Linear and Polynomial Regression
Regression analysis is a type of predictive modeling that is commonly used for forecasting, time series modeling and determining causal relationships between variables. In this work, a "least squares" method has been utilized to find the best-fit line to estimate rainfall using a linear regression model, which is expressed as follows
$$y=a+bx \left(III\right)$$
where, y represents estimated rainfall, ‘a’ represents intercept and ‘b’ represent slope which is coefficient of x.

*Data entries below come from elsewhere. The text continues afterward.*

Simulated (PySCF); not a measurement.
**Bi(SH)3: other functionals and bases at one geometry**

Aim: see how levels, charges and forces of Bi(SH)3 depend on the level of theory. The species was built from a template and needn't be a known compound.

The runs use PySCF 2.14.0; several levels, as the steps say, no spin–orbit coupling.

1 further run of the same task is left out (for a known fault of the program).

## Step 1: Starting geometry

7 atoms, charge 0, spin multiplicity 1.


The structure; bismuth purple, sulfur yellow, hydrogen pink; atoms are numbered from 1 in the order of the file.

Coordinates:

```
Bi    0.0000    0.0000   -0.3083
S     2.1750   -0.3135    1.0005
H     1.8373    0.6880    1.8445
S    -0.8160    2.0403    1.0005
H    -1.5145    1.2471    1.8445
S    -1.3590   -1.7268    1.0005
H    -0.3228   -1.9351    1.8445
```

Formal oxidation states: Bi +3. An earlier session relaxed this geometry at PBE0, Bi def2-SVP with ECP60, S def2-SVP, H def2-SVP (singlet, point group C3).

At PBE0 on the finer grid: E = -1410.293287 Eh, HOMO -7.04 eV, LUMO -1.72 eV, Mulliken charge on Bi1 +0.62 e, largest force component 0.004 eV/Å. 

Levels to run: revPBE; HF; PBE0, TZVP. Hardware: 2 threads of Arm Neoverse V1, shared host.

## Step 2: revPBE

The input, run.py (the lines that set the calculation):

In this paper polynomial regression have been applied to forecast the rainfall. In this study, the rainfall is treated as a dependent variable y, which is modelled as an nth degree polynomial in x, while time is treated as an independent variable x. When the pattern of rainfall trend is linear, the simple linear regression procedure works. However, if the data is non-linear, linear regression will not be able to create a best-fit line and will fail in such cases, hence polynomial regression has been applied in this study.
Model Validation
Lastly, to validate the above models compare the predicted values to the actuals and calculate the root mean squared error to find out the best fit model for forecasting the rainfall.
RMSE (Root Mean Squared Error)
The square root of Mean Squared Error (MSE) is RMSE, which measures the absolute fit of the prediction model to the data. As a result, the model's projected values are compared to the observed data points to determine how accurate the model is. So, the RMSE is the average prediction error, which is expressed as the follows
$$\text{R}\text{M}\text{S}\text{E}=\sqrt{\frac{\sum _{i=1}^{N} {\left({x}_{i}-{\widehat{x}}_{i}\right)}^{2}}{N}} \left(IV\right)$$
where, RMSE is Root- Mean Square Error, N is the number of data points, i is the ith variable, \({x}_{i}\) is the actual rainfall and \({\widehat{x}}_{i}\) is the forecast rainfall.